And at Venue, I learned something new about grits. I learned how truly great they can be, how powerful, how dangerous.

The mound of white-corn grits was studded with preserved cherries, surrounded by a slick, golden tarn of maple-pork jus and topped by a giant portion of pork tenderloin, pan-seared, oven-finished, cut into huge whacks of beautiful porky goodness. But I went right for the grits because they looked so innocuous, like chunky clouds: white on white. I took a big forkful and crammed it into my mouth — where it immediately went off like I'd eaten a hand grenade.

Bacon. Concentrated essence of the concentrated essence of pork. These were bacon grits, made by a kitchen that understood implicitly what grits could be made to do if you followed the grits' rules and played to the grits' strength. Infused with bacon fat and bacon flavor and bacon's salty, earthy savor, this was like eating a pound of bacon in a single bite — the entirety of all that fat and all that flavor exploding inside my head with an almost audible boom that, had I not been conditioned to this kind of thing and prepared for it by years of rigorous professional training, might just as well have been my heart blowing up from joy.

Sure, the pork was good, and the expertly prepared maple jus had been added with a deft hand only after everything else was on the plate so as not to disrupt the balance — or sully the perfect whiteness of those amazing grits. The dried cherries were another smart addition, cutting the richness of the bacon and the weight of the white corn with a little zing of tart and sweet.

Venue serves American comfort food. It serves American comfort food prepared with French technique, with a little Italian influence, with a greenmarket sensibility. But that doesn't begin to convey the wonders coming from this kitchen. This is a house that serves Manila clams with crumbled fennel sausage and roasted quarters of tomato in a sweet and rich broth spiked with lime and smoked paprika that starts out wonderful, then is made infinitely better when it's poured over a couple of heels of Denver Bread Company bread, a peasant kick that bulks up the plate and creates a delicious sponge to eat along with the fat-bellied meat of the perfectly prepared clams and sweet tomato. It does slow-slow-slow-cooked beef short rib with oyster mushrooms — the meat so sweet and soft that it seems to melt, and the mushrooms actually lending more of a textural counterpoint than the beef — and homemade tomato soup (a perfectly smooth purée of house-roasted tommies) with fresh thyme and garlic, an unexpected dart of spice that hits you right on the back of the tongue. Agnolotti with brie and white beans and mushrooms and tomatoes and leeks. Gnocchi with chanterelles and pancetta and a poached egg (strange, but it works). Simple chicken, crisp-skinned and gently spiced, beside white sweet potatoes, over bacon-shot greens and a sauce (another jus, straight from the pan) spiked with garlic and thyme and lemon.
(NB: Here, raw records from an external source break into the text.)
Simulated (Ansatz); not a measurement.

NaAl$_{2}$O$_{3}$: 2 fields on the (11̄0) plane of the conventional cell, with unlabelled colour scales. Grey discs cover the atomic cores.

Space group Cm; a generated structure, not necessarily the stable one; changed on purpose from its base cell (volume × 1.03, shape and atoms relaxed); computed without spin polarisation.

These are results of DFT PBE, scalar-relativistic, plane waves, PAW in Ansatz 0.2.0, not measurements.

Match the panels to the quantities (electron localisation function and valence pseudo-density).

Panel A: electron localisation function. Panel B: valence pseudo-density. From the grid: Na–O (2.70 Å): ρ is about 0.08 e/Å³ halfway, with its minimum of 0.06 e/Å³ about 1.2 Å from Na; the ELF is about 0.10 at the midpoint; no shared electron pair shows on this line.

When I first walked into Venue, I couldn't believe that this space — with its white walls hung with simple pictures of a whisk, a knife, a plate; its dark furniture and gleaming floor; its small kitchen pass through which all good things enter — was once 8 Rivers. That place was so raucous and colorful, so filled with loud reggae and bold spices. On a good day, you used to be able to smell 8 Rivers from half a block away — jerk spice and garlic scenting the air of the entire neighborhood. But Venue sneaks up on you. You barely know it's there until you're at the door, standing in one of the little squares of buttery light coming from the front windows.

On my second visit, I can't believe Venue was ever anything else. It's busy. I get the last table, by the door, the windows. Seven o'clock and the kitchen is already running out of food. The ham hock and white-bean soup is gone. The pork tenderloin goes 86 while I sit there. There are kids, senior citizens, couples and big groups on the floor. Every table is taken, chairs being rearranged to accommodate odd-sized parties. The dick at the table behind me, out to dinner in bicycle-racer lycra pants and khaki cargo shorts (classy), complains when the soundtrack veers briefly away from mushy soft jazz, claiming that it is interrupting his meal. The hostess smiles and changes the music. I shake my head and try not to picture stabbing him with my fork. Instead, I concentrate on my Colorado striped bass over buttered leek risotto, crowned with a mini-salad of frisée and pickled onions. The fillets are so flawlessly cut and cooked that they flake to pieces at the least touch, falling in meaty shards into the risotto — white flesh on white rice — until the flavors of leek and butter and fish and rice and salt (lots of salt, my only half-complaint) all meld together into mixed sums, always greater than their parts. I peel the skin from my fish and let the meat flake away. I eat with my fork and with my fingers, head bowed, silent. Nothing could ever be as good as that first kick of surprise bacon from the grits, but this comes close — playing with delicacy and soft flavors, the opposite end of the culinary spectrum.

Venue serves American comfort food, but it does so much more than that.

It serves comfort food keyed to a higher level, to a more intellectual and beautiful and sensual kind of comfort — aggressive comfort, not passive; grits, not mashers; fish that doesn't come in sticks.

It serves gorgeous food in a room that is like a gallery space for the art of cuisine, for the simplicity of plate and place.

It serves food that is sometimes stunningly delicious in the most basic and workmanlike ways, making Venue that rare restaurant where art and smarts and substance all come together in ideal harmony: an American restaurant that speaks to nothing but the best in our mutt canon, complicated history and complex hearts.